So far, the world has always managed to meet the challenge of food productivity. In fact, today we have 25% oversupply measured in calories after losses. The challenge is to provide access to food for the poor. The strategy of ecological intensification using organic principles and practices is a new paradigm to feed the world while empowering the poor and mitigating climate change and biodiversity loss.

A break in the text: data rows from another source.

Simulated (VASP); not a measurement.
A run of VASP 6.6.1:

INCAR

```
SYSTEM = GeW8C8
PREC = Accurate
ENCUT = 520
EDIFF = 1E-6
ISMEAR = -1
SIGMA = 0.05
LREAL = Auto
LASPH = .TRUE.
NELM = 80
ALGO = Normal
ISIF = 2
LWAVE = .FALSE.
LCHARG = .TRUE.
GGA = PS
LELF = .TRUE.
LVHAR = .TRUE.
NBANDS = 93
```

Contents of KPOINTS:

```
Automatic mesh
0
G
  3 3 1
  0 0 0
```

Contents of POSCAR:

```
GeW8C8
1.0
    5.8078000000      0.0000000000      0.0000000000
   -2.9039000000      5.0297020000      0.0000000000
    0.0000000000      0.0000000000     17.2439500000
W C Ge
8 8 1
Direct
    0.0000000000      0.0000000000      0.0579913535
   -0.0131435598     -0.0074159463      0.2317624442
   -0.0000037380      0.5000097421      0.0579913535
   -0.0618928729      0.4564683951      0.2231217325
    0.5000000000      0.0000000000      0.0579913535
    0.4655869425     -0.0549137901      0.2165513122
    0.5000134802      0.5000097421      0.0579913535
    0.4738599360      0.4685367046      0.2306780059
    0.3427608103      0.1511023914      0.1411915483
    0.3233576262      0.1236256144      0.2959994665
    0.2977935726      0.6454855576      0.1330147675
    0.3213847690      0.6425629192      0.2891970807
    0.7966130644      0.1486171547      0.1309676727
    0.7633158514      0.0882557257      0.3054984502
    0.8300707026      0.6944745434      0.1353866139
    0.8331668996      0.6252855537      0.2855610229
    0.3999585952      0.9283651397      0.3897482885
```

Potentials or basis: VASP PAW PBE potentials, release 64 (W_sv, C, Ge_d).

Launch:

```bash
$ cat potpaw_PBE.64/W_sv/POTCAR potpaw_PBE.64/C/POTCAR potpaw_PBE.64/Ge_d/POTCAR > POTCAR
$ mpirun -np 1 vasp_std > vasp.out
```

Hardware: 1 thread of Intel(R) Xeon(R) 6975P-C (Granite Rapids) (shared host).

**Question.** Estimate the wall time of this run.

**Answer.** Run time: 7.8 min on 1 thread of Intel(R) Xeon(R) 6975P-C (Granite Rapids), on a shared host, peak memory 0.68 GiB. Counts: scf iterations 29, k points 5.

Why is it that we have abundant food yet there are one billion hungry or starving people in the world, most of them living in rural areas? And the world is expected to produce 70% more food by 2050. The Food and Agriculture Organization (FAO) of the United Nations estimates that 80% of this has to come from productivity increases and only 20% from new land. Production has to consider the loss of biodiversity, degeneration of soil, water scarcity and of course climate change.
Hungry people first
It is widely accepted that organic agriculture contributes to the alleviation of poverty, but there are still mis-conceptions that organic agriculture cannot feed the world. According to Markus Arbenz, who is Executive Director of the International Federation of Organic Agriculture Movements (IFOAM), "It can! Organic agriculture currently has similar yields to conventional agriculture and often much higher yields in regions of the world where production environments are tough." And he adds, "Conventional practices deplete soils and thereby undermine long term food security. The reality is that conventional, green revolution-based or industrial agriculture fails to feed 15% of the world's population - so it's clear that focussing on production alone is an ill-advised strategy. Sadly, smallholder farmers are pushed-out through international investments, through land-grabbing and through bad governance. This reflects the prioritisation of profit opportunities by businesses and the international community over food security for the poor and the livelihoods of local people."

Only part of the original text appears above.